But that didn't mean judges weren't busy.

"It was a long day yesterday," said Presiding Judge Charles "Tim" McCoy, who began an arduous, daylong series of interviews with news reporters about the situation at 3 a.m.

The court, which because of California's budget crisis faces an estimated shortfall of almost $138 million during the fiscal year that began on July 1, took the unprecedented step of voluntarily furloughing employees on the third Wednesday of each month. The first of those days was July 15.

The sprawling Los Angeles trial system boasts 600 operating courtrooms in 50 courthouses. Officially, most of the courthouses remained open for emergency matters such as domestic violence cases and criminal trials facing time constraints.

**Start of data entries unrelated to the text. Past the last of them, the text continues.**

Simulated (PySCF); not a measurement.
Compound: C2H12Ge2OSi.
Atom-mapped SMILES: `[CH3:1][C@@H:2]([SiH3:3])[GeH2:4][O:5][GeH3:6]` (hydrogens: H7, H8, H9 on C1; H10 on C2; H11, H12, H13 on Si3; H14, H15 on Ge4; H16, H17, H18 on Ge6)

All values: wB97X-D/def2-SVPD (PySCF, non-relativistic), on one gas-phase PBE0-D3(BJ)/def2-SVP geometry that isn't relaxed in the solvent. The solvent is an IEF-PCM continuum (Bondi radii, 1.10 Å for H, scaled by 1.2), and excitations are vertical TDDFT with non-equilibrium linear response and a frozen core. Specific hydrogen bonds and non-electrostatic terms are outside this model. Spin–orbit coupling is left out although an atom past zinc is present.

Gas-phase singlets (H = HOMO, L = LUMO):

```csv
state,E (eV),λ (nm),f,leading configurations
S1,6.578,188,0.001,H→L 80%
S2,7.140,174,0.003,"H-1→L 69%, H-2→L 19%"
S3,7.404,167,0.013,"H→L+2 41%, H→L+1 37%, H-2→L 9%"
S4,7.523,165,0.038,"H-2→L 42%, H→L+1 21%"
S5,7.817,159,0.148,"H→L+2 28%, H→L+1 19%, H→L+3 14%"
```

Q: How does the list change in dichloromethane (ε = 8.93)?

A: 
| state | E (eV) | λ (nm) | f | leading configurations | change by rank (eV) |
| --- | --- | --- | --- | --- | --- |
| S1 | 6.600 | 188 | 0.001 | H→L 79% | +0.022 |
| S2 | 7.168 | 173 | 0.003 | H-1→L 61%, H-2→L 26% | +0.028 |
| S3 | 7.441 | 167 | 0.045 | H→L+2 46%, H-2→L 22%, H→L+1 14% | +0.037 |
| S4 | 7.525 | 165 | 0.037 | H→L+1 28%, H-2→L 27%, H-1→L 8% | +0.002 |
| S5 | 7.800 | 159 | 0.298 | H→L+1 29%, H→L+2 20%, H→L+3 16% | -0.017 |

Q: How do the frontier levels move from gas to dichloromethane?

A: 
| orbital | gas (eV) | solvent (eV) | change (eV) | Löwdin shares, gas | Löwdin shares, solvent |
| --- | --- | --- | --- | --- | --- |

Court officials said that about 93 percent of the court's 5,562 employees took an unpaid furlough day, losing up to 4 percent of their salaries. The furloughs are expected to save the county about $18 million during the fiscal year.

The court's 438 judges and 124 commissioners were not subject to the furloughs.

"From a management perspective, it was well executed," McCoy said. "We had very little disruption. Mostly, it was from a very small number of people who didn't get the word. But frankly, I was pleasantly surprised by how well the public had been informed that this was coming."

Still, a little more publicity next time wouldn't hurt, said Linda Lefkowitz, a judge in the Santa Monica courthouse.

"It probably would be best that there be more public advertising of the court closures in the future so that we really ameliorate people's coming long distances," she said. "That seemed to be a bit of a problem."

As for herself, Lefkowitz spent the afternoon working on submitted decisions and, in the morning, attended a seminar about conducting settlement discussions. It was one of two seminars the court system put on to keep judges busy, since it was impossible to hold court under the circumstances.

"It was a good way to handle a day that was quieter than they usually are," she said.

Elsewhere, Mendocino County Superior Court began a similar cost-cutting program by closing some of its courtrooms on Wednesday, said Philip Carrizosa, a spokesman for the Administrative Office of the Courts, which administers California's court systems. Orange County Superior Court and San Francisco County Superior Court plan to begin similar courtroom closure programs on Aug. 19, he said.

The office has introduced legislation that would require that all courtroom closures occur on the third Wednesday of each month beginning on Sept. 16, he said. But court closures are not mandatory, and courts retain authority to cut costs through other methods.